Ambitious politicians and executives including President Barack Obama have unveiled programs for educational transformation over the past few years. These schemes involve high-stakes standardized tests, teacher accountability and, bizarrely, a quest for profit. These reforms, while purportedly designed to benefit students, are detrimental to real learning. Instead, they benefit the test-makers and shareholders.
Following former President George W. Bush’s failed No Child Left Behind Act and Obama’s own Race to the Top initiative, the National Governors Association and the Council of Chief State School Officers unveiled the Common Core State Standards, to be enacted state by state.
Common Core furthers past programs’ emphasis on science, technology, engineering and mathematics at the expense of liberal arts disciplines but also continues to privatize “public” education at the high school level. This is an affront to the idea of democratically designed curricula available to all students.
In addition to its focus on STEM fields, Common Core institutes a raft of new standardized tests to measure students’ performance. These tests are notoriously difficult and force teachers to gear their curricula to the test. This is in spite of any experimental, superior or otherwise different lesson plans that the teacher may have had in mind.
Common Core also demands that “informational” texts should be used at the expense of fictional works. While nonfiction obviously has vast merit in education, requiring nonfiction to be used at the expense of quality literature is a crime to students who will never develop a love of reading, from the Harry Potter series or whatever elementary students are reading these days.
As if these curricular alterations were insufficient to coerce school districts across the country into federally acceptable pedagogy, districts are developing schemes to “evaluate” teachers based on their students’ scores to these tests, according to The New York Times.
Instead of allowing their colleagues, peers and administrators to evaluate their abilities to touch their students’ lives, teachers will be forced to improve their students’ arbitrary test scores.
These plans, from Bush’s to Obama’s to state governors’, clearly fail to fix a glaring problem: Education can only be improved by sufficiently funding schools and removing pervasive poverty from the equation. In lieu of this, the country cannot achieve substantial educational progress.
Then for whom are these plans designed? Who benefits from increased testing and curricula focusing on STEM? The answer, unsurprisingly, is the companies that shape educational policy.
Pearson PLC, a British corporation, is highly involved in everything Common Core. Pearson, along with IBM, Intel and Cisco Systems, funds the Education Development Center, which conducts studies and gives recommendations to politicians regarding how to change the education system.

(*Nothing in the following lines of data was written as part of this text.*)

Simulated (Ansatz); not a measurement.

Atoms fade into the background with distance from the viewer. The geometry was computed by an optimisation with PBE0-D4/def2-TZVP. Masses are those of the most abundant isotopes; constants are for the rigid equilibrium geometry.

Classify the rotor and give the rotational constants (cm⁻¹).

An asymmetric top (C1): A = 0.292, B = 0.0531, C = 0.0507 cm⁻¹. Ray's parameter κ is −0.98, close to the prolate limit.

Starting in May 2014, Pearson will also administer and design New York’s teacher certification system’s evaluation test. This is a disturbing intrusion of a corporation – whose sole obligation is to its shareholders – into the sphere of education.
Assertions that these plans will benefit students are false. Touted by Gov. Andrew Cuomo and Obama, these “reforms” are instead a retrogressive, profit-increasing effort to dismantle and privatize education for the benefit of private corporations.